Years later, Dilbeck began campaigning to “show the world there are a lot of folks that don’t get pats on the back like pilots do.”
“I have a passion to get the recognition out there and see these unsung heroes memorialized before they pass away to that big hangar in the sky,” Dilbeck said.
At the reception, and at other times, Dilbeck and Bradley Koontz discussed what could be done to earn Taylor and aviation mechanic technicians recognition. One idea was to have a proclamation drawn up like Bradley Koontz had done to honor early aviator Harriet Quimby recognition.
“I did some Internet exploring and came up with some drafts,” Dilbeck said. “I also made contact with some of the legislation folks under Governor Grey Davis and was able to convince them of the plight of the unsung heroes of aviation. They handed it down to somebody that I suggested, which was Senator Pete Knight, a retired Air Force colonel and test pilot out of Edwards Air Force Base who flew the X-15, whom I was sure would know the importance of aviation maintenance folks.”
Although Dilbeck continued his work on the draft, he says Knight “took the ball and ran with it.” Out of the loop temporarily, a surprised Bradley Koontz later received a letter from Knight asking her to attend a ceremony in Sacramento.
“Pete said, ‘To heck with a proclamation; let’s just go for a bill and make it Aviation Maintenance Technician Day in the state of California for now and forever on May 24,'” Koontz said.
On April 25, Knight introduced resolution SCR 70 in a session of the California State Senate, in Sacramento. Those in attendance or introduced on the floor included Bradley Koontz, Phil Randall and Dilbeck, and Bill Withycombe, the FAA’s Western Pacific regional administrator; Larry Kephart, FAA division manager (who also has a maintenance background); and Greg Michael, manager of the Sacramento FSDO. Goglia and DuFour were unable to attend, but were invited and recognized.
The resolution specifically mentions Taylor’s building of the Wright’s first engine.
“It explains engine theory and using the drill press and a lathe to make a four-cylinder engine weighing 179 pounds producing 12-horsepower, in six weeks,” Dilbeck said. “That’s a remarkable accomplishment. It couldn’t have been done without Charlie. Basically, the Wright brothers had a very nice glider and then Charlie pounded out an engine.”
The bill passed unanimously and did so again in May when it went before the Assembly. A few days later, Sen. Knight signed the proclamation. Dilbeck is rightfully proud that California was the first state to put a resolution of this type into action.

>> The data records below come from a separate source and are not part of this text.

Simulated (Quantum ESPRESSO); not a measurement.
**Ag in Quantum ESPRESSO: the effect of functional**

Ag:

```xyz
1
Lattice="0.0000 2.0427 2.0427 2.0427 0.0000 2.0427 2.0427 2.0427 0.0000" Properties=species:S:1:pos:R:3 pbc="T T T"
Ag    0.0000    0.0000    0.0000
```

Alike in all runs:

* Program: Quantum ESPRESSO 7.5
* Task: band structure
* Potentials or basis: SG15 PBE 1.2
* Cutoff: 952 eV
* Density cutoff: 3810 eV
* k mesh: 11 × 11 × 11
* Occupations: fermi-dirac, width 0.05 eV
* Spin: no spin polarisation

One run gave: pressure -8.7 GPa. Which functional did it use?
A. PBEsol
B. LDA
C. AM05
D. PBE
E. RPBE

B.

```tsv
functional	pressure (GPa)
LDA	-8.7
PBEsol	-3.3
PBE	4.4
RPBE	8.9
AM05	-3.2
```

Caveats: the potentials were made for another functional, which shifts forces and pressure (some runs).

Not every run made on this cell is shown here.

“My competition are friends of mine back in Ohio and North Carolina,” he said. “We beat them to the punch at Kitty Hawk, where history was made, and in Dayton, Ohio, where Charlie made the engine.”
FAA’s Western Pacific region covers Nevada, Arizona, California and Hawaii. Verbiage in the resolution, however, states that California in particular will celebrate Aviation Maintenance Technician Day.
“Probably the Western Pacific will harness those other states,” Dilbeck said. “I’m meeting with the other safety program managers that cover those states, and asking them to go back to their Senate staff to ask that state to buy into this.”
A lot of thought has gone into the memorial championed by the AMCC. Information on that project can be accessed at www.amccommission.com, where an artist’s rendition of the memorial can be found. The memorial foundation is shaped like a six-sided bolt head. In the middle of the memorial will be an image of Charles Taylor, working on his engine, complete with his history, and the logo of the aviation maintenance technicians, which combines images of the space shuttle and the “Wright Flyer.”
Behind the image of Taylor will be a structure similar to the Vietnam Wall, displaying names of Charles Taylor Master Mechanic Award recipients.
Bricks in the middle of the foundation can be purchased at $50, with half going towards funding the building of the memorial and the other half towards costs associated with quarterly newsletters, etc. The bricks will bear the name of the individual or company that donated funds.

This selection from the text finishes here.